My first December in Barcelona, when I lived there a few years back, I noticed something odd amidst the winter holiday displays: small logs with smiley faces, tiny wooden legs, and little red capes. I also heard whisperings of a “Caga Tió,” which sounded like an insult about a family member — given that “tío” in Spanish means uncle and “caga” translates to “poop”.
In Parts of Spain, Kids Get Their Christmas Candies From a Pooping Log
I soon learned that these two things are related and have nothing to do with disagreeable relatives. In fact, Caga Tió means “Pooping Log” in Catalan, the official language of Barcelona and the entire state of Catalonia. In early December, families in Catalonia and neighboring Aragon place one of these grinning chunks of wood by the fireplace — or another prominent spot at home — and (pretend) feed it nightly so it can defecate little gifts on Christmas Eve.
“You give it something to eat every night, and it is gone in the morning,” Barcelona mother Monica Vallejo explains. Vallejo says she and her kids would give the log leftovers from dinner or whatever was around.
She says some families go further, to ensure their little wooden trunk will actually be able to do the doo doo. Vallejo says these nutrition-oriented types might give their ligneous log fiber-rich foods like “garbanzos and lentils, so it can poop more presents.”
Vallejo is the owner and general manager of Hostel Grau, an eco-friendly boutique hotel in Barcelona, where she keeps a Caga Tió — also called the Tió de Nadal, or Christmas Log — in December as well. She says holiday guests at the hotel find the tradition “cute and strange. They don’t understand it.” Given that, as Vallejo herself concedes, “There’s no ‘why,’ there’s no reason” for the pooping log, her foreign guests’ confusion is understandable.
The origins of Caga Tió
As Vallejo explains, the practice originated in the countryside. There, families burned a special log over the holidays, representing light and togetherness. Once it was gone, they spread its ashes in the fields, in a symbol of fertility and regrowth. Somehow that growth translated into a log that gets fattened up for two weeks in December, until it finally has to have a movement, in a tradition that seeped into Catalonian cities in the 1960s.
Although you could purchase one of these smiling chunks of timber in a store or market, Vallejo says the best place for parents with young kids to get one is where logs come from: the woods.

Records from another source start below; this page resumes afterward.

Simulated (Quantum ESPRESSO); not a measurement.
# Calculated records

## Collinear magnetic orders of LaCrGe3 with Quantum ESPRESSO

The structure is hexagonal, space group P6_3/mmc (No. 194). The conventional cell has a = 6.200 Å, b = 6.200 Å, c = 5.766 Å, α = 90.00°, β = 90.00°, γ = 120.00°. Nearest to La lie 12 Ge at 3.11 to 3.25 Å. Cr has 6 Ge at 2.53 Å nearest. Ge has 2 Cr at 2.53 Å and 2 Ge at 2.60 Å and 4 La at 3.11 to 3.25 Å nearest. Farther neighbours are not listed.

The annual search for the hidden logs is known in Catalan simply as the Caçations, the Hunts. Parents can take their kids to a special Caga Tió forest run by a small business where they’ve been hidden for the children to find, as with a treasure hunt. Small towns in Catalonia offer options to find Caga Tiós in their woods — to those who have prepaid about $35 — and encourage families to stay afterwards to enjoy a long family lunch at a designated restaurant.
At the forest Vallejo took her boys to, the logs are already decorated with eyes, legs, and capes. For her, the forest search is the best part of the Caga Tió tradition, as that tooting tree trunk will belong to your family for many holiday seasons to come.
Once they have the Caga Tió at home and being “fed” each evening, “… kids actually think it’s getting bigger,” Vallejo says. By the 24th of December, the Caga Tió is “gordito,” or chubby, and ready to go number two. But the little piece of wood needs some privacy to do its thing.
In religious families, kids are told to head into the bedroom to pray for gifts. Vallejo’s family is not religious, so she used to tell her two boys that the Caga Tió was shy and they needed to wait in another room for a while. When the kids leave the room, parents stash goodies under the log’s “cape,” which can look more like a blanket.
When the kids return, the weirdness continues: The children have to encourage the Caga Tió to expel the presents by hitting it with a stick. “It sounds aggressive, but it’s gentle. The kids don’t hit hard. You stimulate it to go poop,” says Vallejo.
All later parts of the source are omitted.